‘ARMAGEDDON’: Winery’s dicey encounter
WITH the memories of last year's devastating bushfire season in her mind, Cheryl Hutchings was paralysed when a fast-moving fire threatened her property on Thursday night.
Notified a neighbouring property's permitted hazard reduction burn had gone rogue, the Savina Lane Wines owner calmly packed a bag of her prized possessions while her husband, Brad, set off to defend the boundary.
"It came so quickly, one minute we were heading into bed and the next the neighbour was ringing to say it was heading our way," Mrs Hutchings said.
"I thought my cottage was gone."
A change in wind gusts sent the fire Savina Lane's way, which was a "total accident" according to Mrs Hutchings.
Three rural fire and three urban brigades from the Granite Belt were called to defend the property's cottage, vineyard and cellar door.
"Had it got away without the efforts of the young fellows, it would have got into our pine forest and it would have been armageddon here," she said.
"The smoke was much thicker (than last year); this was so thick you could hardly breath."
Mrs Hutchings said she was grateful grass at the property's fence line had been mowed, fearful of the outcome otherwise.

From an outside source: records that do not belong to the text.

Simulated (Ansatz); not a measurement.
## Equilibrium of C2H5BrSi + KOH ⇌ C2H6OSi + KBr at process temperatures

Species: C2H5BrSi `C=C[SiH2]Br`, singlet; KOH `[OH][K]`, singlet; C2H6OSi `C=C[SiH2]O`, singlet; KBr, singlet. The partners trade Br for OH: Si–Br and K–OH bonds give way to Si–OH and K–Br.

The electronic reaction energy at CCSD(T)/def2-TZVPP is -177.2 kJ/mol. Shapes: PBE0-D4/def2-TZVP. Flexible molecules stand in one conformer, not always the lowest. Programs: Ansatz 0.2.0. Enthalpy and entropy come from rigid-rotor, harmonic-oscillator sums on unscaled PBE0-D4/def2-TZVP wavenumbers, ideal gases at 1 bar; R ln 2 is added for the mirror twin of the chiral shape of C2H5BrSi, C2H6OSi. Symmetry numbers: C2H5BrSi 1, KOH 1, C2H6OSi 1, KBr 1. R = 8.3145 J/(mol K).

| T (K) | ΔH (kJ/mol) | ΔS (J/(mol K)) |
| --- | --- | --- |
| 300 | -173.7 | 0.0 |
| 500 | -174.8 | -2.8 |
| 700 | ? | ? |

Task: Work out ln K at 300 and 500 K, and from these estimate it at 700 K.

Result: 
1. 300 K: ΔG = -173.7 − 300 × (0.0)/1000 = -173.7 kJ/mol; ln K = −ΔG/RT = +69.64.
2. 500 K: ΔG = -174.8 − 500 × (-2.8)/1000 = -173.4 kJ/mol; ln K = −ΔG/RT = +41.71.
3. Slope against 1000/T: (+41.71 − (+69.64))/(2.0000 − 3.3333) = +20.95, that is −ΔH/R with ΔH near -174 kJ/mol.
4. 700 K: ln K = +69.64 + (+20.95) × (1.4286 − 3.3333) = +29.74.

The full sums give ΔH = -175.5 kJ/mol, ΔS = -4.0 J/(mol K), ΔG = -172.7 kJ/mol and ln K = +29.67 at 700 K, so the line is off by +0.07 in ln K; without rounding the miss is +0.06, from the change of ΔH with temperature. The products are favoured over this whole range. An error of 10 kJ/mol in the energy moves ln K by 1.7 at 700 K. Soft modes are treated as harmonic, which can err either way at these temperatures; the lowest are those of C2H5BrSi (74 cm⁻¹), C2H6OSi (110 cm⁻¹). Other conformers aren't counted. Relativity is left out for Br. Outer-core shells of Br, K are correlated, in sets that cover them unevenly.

"We keep our grass very short; the fire was slowed dramatically and gave (the firefighters) a chance to save it," she said.
"Our fence line is 50 meters from our house and that is where it stopped."
Glen Aplin Rural Fire Service first officer Ian Townsend said it was a timely reminder of the devastation bushfires can have.
"People have got to learn to maintain their own places and not leave it," Mr Townsend said.
"They can slash their boundaries and things like that and try and give access to their blocks a bit better.
"There are more people doing their own (burns) which is a good thing. They've got to maintain their own fuel load."
Looking out at her scorched yard, Mrs Hutchings said she was thankful for the swift action of local firefighters.
"No lives were lost, no property was lost, so at the end of the day, we're all thanking our lucky stars," she said.
"People need to take more care with their burn offs, but you need to be aware things can happen."